HZ: The East End and West End versions of Polari were a bit different, the former having more of the maritime-related vocabulary, the latter more theatrical influence. Neither is fixed, and it’s difficult to know whether Polari was different again in other places: the geographical spread is hard to gauge because, as aforementioned, it is not a well-documented language. It did turn up in other British cities that were big or had docks - such as Manchester, Liverpool, Glasgow. But London was Polari’s main home. And by the 1930s through the 1950s, its predominant use was by gay men for clandestine communication.
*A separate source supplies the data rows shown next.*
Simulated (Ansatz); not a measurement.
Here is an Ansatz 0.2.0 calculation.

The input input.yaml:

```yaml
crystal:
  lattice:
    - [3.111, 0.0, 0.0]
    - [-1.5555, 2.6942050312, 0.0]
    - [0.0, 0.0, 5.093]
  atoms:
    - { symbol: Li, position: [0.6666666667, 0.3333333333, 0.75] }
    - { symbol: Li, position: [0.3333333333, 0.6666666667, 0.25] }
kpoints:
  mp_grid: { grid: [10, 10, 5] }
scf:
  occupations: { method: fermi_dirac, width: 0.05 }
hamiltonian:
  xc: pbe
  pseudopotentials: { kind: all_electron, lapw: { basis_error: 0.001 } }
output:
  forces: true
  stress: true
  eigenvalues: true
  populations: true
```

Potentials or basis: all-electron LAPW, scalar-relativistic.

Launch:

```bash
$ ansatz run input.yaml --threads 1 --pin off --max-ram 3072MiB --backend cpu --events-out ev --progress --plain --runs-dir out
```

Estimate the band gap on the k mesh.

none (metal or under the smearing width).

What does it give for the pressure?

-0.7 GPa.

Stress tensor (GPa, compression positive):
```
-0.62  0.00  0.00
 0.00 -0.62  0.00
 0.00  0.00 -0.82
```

PAUL BAKER: It was quite a scary time. Homosexuality was illegal and you could be arrested for being for being gay - and this could involve just something like smiling and winking at somebody as you pass them in the street, and if they were an undercover policeman, that could sometimes be enough; or going out and wearing maybe a flamboyant scarf and a bit of blusher if you are a man. Those kinds of things would be enough to get you followed and harassed. So quite an intimidating time. And the police were very unsympathetic if you were attacked by members of the public, and they were often trying to entrap gay men anyway. They were easy targets. They were often just horrified at being caught and cooperative and ashamed and humiliated, and they didn't fight back. So they were kind of easy to get I think. And it was part of that moral panic of the 1950s that was going on.
HZ: In this oppressive time, Polari acted as what can be called an anti-language.
PAUL BAKER: Anti-languages are not full languages, but they're forms of language that are used by these groups who are seen as anti-society in some way. And they are used to express the concerns or interests of the society, but also to keep outsiders out. And also to present this hostile front, almost, to outsiders as well, by reconceptualizing concepts very differently. So I think this was one of those maybe tools or techniques that helped people cope with these few decades that were quite tough to be gay.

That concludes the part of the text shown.